Choosing the Right Similarity Algorithm
The Problem: Dancer = Lawyer?
The occupation similarity feature was designed to answer a simple question: which occupations require similar skills? The initial implementation used Jaccard similarity, a classic set-based metric that measures overlap between two sets. It should have worked.
But every occupation showed 100% similarity to every other occupation. Dancers were identical to Pile Driver Operators. Bakers matched Lawyers. The entire similarity matrix was useless.

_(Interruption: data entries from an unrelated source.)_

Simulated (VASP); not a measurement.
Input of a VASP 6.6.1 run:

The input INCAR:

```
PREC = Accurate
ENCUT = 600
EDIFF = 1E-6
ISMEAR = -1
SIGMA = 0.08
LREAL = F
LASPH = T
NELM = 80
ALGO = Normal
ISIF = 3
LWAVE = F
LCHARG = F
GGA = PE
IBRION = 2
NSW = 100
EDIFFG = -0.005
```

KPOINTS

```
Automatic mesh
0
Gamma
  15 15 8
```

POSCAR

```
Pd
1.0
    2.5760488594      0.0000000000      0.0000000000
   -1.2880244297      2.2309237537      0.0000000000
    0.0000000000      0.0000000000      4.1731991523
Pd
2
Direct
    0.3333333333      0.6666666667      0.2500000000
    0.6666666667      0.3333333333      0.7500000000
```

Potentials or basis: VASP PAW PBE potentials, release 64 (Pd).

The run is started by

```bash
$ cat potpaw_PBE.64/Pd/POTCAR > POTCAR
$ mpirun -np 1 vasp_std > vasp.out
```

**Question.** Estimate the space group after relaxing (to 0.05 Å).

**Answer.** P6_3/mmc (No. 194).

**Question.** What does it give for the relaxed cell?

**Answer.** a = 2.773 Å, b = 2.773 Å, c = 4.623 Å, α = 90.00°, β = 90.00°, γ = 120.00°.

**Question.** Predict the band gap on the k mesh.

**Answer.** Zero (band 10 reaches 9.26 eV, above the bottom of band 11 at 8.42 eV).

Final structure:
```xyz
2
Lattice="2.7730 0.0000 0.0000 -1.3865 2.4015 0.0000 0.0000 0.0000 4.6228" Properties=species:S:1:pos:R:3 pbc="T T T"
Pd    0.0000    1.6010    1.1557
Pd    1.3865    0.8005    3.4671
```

Root cause: The algorithm was correct — the data model assumption was wrong. Jaccard similarity measures set overlap, but O*NET doesn't use sets.
Why Jaccard Fails on O*NET Skills
Jaccard similarity computes |A ∩ B| / |A ∪ B| — the size of the
intersection divided by the size of the union. It works when items either belong to a set
or don't: a recipe either uses flour or it doesn't.
O*NET doesn't work this way. It rates all 35 skills for every occupation on importance scales from 1 to 5. Every occupation has every skill — they differ in how much each skill matters, not in which skills they have.
# What the data actually looks like:
# Dancer (27-2031)
Active Listening IM = 3.75
Mathematics IM = 1.62
Programming IM = 1.12
# Lawyer (23-1011)
Active Listening IM = 4.25
Mathematics IM = 2.12
Programming IM = 1.25
# Both have ALL 35 skills rated.
# Jaccard sees: {35 skills} ∩ {35 skills} / {35 skills} ∪ {35 skills}
# = 35/35 = 1.0 (100% similar)When every item has every feature, set-based metrics collapse to a constant. The signal is in the scores, not the membership.
Cosine Similarity: Using the Scores
Cosine similarity treats each occupation's skill importance scores as a vector in 35-dimensional space. It measures the angle between two vectors — occupations that emphasize the same skills at similar levels point in the same direction.
cosine(A, B) = (A · B) / (||A|| × ||B||)
# Dancer vs. Choreographer (high similarity)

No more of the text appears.